Given the finite level of financial resources, the withdrawal of support for the projects and programs originally mandated by higher levels of government and differing perceptions of priorities and appropriateness, the Government Finance Officers Association recommends that federal and state governments exercise restraint in the number of mandates that will adversely affect the revenues, expenditures, and revenue-producing ability of lower levels of government. Further, the Association supports efforts to provide relief from the administrative chaos that often results from combined federal and state mandates.

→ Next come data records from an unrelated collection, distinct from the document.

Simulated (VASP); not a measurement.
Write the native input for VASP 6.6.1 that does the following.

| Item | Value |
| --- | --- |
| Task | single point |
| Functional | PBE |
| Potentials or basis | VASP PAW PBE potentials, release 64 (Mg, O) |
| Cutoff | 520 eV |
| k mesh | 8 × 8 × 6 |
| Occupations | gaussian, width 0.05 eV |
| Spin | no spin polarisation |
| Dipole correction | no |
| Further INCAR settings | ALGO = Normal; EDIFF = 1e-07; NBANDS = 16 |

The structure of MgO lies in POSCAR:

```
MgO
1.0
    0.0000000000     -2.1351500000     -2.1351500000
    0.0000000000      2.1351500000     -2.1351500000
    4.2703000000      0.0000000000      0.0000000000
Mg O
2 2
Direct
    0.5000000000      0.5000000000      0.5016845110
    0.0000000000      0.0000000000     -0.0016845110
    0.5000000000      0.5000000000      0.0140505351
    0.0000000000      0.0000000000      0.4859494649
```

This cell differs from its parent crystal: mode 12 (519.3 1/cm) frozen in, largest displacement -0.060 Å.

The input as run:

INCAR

In order to ease the burden of mandates, the Government Finance Officers Association recommends that:
- a fiscal note accompany proposed legislation to disclose and assess the fiscal burden being mandated;
- adequate time be provided so that affected governments can make the resource and administrative accommodations necessary to comply with the mandate; and
- funding be provided or an alternative revenue source be authorized by the mandating jurisdiction to defray the mandated costs.
Adopted: June 3, 1986 - Back to Top
The Government Finance Officers Association (GFOA) endorses the national policy goal of reducing the federal deficit. Tax increases may be necessary to accomplish the elimination of the U.S. budget imbalance. One proposal under consideration is the Securities Transfer Excise Tax (STET). The economic impact on state and local governments of any new tax must be carefully studied before enactment. The proposal to tax the transfer of securities (including stocks and bonds) has drawn the attention of the GFOA because of its numerous negative impacts on state and local governments and because its effect on state and local governments would be inconsistent with general principles of intergovernmental immunity. Such a tax could
- increase the cost of capital for state and local governments which is needed to build and repair the nation's infrastructure because investors will demand higher interest earnings to compensate for paying the tax,
- skew short-term investment decisions by discouraging public investment officials from actively managing their portfolios in order to avoid taxation, and
- reduce the investment earnings of public employee retirement systems in the securities markets resulting in either increased pension funding costs for state and local government retirement systems or reductions in pension benefits for state and local government workers.
The GFOA, therefore, opposes the imposition of a STET on state and local government securities and on state and local government investments in securities subject to the tax.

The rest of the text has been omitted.